Brendan Smialowski/AFP/Getty Images

The question is no longer whether President Donald Trump has lost control of the narrative of his new war in Iran.

It’s whether he’s lost control of the war itself.

Wars, once begun, create their own insidious momentum that can outpace a White House’s political messaging. If they defy a president’s capacity to determine their direction, political quicksand beckons.

After the thunderclap opening of the conflict with the assassination of Supreme Leader Ayatollah Ali Khamenei, Trump’s team might have hoped to be in a better place three weeks in. Instead, the way out remains impossible to identify.

While the United States and Israel have undeniably visited huge destruction on Tehran’s military industrial complex and machinery of repression, Iran has seized the initiative by widening the impact of the war. Its closure of the Strait of Hormuz, a vital oil shipping route, threatens to paralyze the global economy. Americans are already hurting, with average gasoline prices heading towards $4 a gallon.

Things could get worse.

Regional oil and gas installations across the Gulf region are under attack. Trump insisted Thursday he hadn’t known that Israel planned to attack Iran’s South Pars gas field. CNN sources contradicted his claim — which was hard to square given tight US-Israeli coordination. The president then said he’d told Prime Minister Benjamin Netanyahu “don’t do that.”

But the episode only exacerbated concern among MAGA critics that Israel, and not the US, is running the war.

Gulf states hit by days of missile and drone alerts are frustrated that the economic miracle exemplified by their futuristic cityscapes is in danger from a war their US ally started that they didn’t want.

Trump meanwhile is fuming that he can’t simply order Europeans to send ships to open the Strait. “This is not our war,” German Chancellor Friedrich Merz said this week.

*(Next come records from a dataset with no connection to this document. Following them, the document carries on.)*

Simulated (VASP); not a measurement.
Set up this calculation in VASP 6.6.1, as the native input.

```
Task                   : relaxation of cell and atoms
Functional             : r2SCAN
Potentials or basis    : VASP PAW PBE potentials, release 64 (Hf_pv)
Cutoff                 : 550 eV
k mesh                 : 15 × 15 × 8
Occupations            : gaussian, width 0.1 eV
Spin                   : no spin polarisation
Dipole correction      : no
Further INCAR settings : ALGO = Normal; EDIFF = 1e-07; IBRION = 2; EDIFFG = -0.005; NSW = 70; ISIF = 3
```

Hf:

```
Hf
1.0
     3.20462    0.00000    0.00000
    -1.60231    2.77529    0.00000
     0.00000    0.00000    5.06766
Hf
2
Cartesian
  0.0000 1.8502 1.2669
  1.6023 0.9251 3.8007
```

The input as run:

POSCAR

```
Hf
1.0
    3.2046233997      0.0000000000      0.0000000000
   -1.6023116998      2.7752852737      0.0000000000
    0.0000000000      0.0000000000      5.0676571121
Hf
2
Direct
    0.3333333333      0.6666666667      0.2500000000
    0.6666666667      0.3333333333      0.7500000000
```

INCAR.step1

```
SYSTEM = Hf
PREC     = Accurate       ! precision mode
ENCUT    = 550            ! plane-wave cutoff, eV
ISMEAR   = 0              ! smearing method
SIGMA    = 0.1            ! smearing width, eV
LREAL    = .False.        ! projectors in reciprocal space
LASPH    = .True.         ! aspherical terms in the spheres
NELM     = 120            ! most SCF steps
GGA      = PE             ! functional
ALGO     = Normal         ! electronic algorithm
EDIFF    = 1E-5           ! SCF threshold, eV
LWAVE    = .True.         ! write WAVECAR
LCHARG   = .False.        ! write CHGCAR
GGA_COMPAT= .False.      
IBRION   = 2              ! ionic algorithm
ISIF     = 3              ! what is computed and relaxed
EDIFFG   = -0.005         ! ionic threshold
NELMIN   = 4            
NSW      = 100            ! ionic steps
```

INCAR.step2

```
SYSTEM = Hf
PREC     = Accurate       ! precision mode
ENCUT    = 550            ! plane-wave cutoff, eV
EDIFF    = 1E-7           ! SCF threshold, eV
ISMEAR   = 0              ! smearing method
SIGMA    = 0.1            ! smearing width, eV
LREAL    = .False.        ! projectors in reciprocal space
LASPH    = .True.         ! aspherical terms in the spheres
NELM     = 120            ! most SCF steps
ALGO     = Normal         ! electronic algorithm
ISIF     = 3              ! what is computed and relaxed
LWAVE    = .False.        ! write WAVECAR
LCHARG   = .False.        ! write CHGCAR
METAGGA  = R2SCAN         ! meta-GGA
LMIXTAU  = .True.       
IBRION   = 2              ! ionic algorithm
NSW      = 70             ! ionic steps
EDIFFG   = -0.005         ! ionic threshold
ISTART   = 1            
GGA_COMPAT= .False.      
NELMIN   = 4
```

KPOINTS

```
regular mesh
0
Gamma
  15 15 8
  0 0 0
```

An administration that never got its story straight on the Iranian nuclear threat that is being used as a justification for the war has so far offered no plan for what Trump means when he says it will end “soon.” Defense Secretary Pete Hegseth warned Thursday that there were no definite time frames for an exit. “It will be at the president’s choosing, ultimately, where we say, ‘Hey, we’ve achieved what we need to on behalf of the American people to ensure our security.’”

But lawmakers, who are about to be asked by the administration for as much as $200 billion to fund the war and possibly more, are going to need answers.

“The people in Alaska are asking me how long is this going on?” Sen. Lisa Murkowski told CNN’s Lauren Fox. “Are there going to be boots on the ground, how much is this going to cost?” These questions are especially acute in Alaska, which has one of the highest concentrations of active duty soldiers and veterans. The minuscule GOP majority is about to face its biggest test and this question: If dissident MAGA Republicans balk, will Democrats really help Trump fund his war in a midterm election year? Here’s House Speaker Mike Johnson’s answer: “We’ll find out.”

Secretary of War Pete Hegseth (L) arrives for a press briefing with Chairman of the Joint Chiefs of Staff Air Force General Dan Caine (R) at the Pentagon on Thursday in Arlington, Virginia.

Win McNamee/Getty Images

‘No forever war’: Hegseth

Trump is defiant. “We’ve obliterated just about everything there is to obliterate,” he said in the Oval Office Thursday.

And Hegseth rebuked reporters who “think just 19 days into this conflict that we’re somehow spinning toward an endless abyss or a forever war or a quagmire.”

Up to a point, he has a point.

Thousands of US and Israeli sorties and missile strikes surely delivered an operational victory. Iran’s capacity to threaten its region must be a fraction of what it was. But has the pummeling fatally weakened the regime’s political foundation? Director of National Intelligence Tulsi Gabbard said Wednesday it was degraded but “appears to be intact.”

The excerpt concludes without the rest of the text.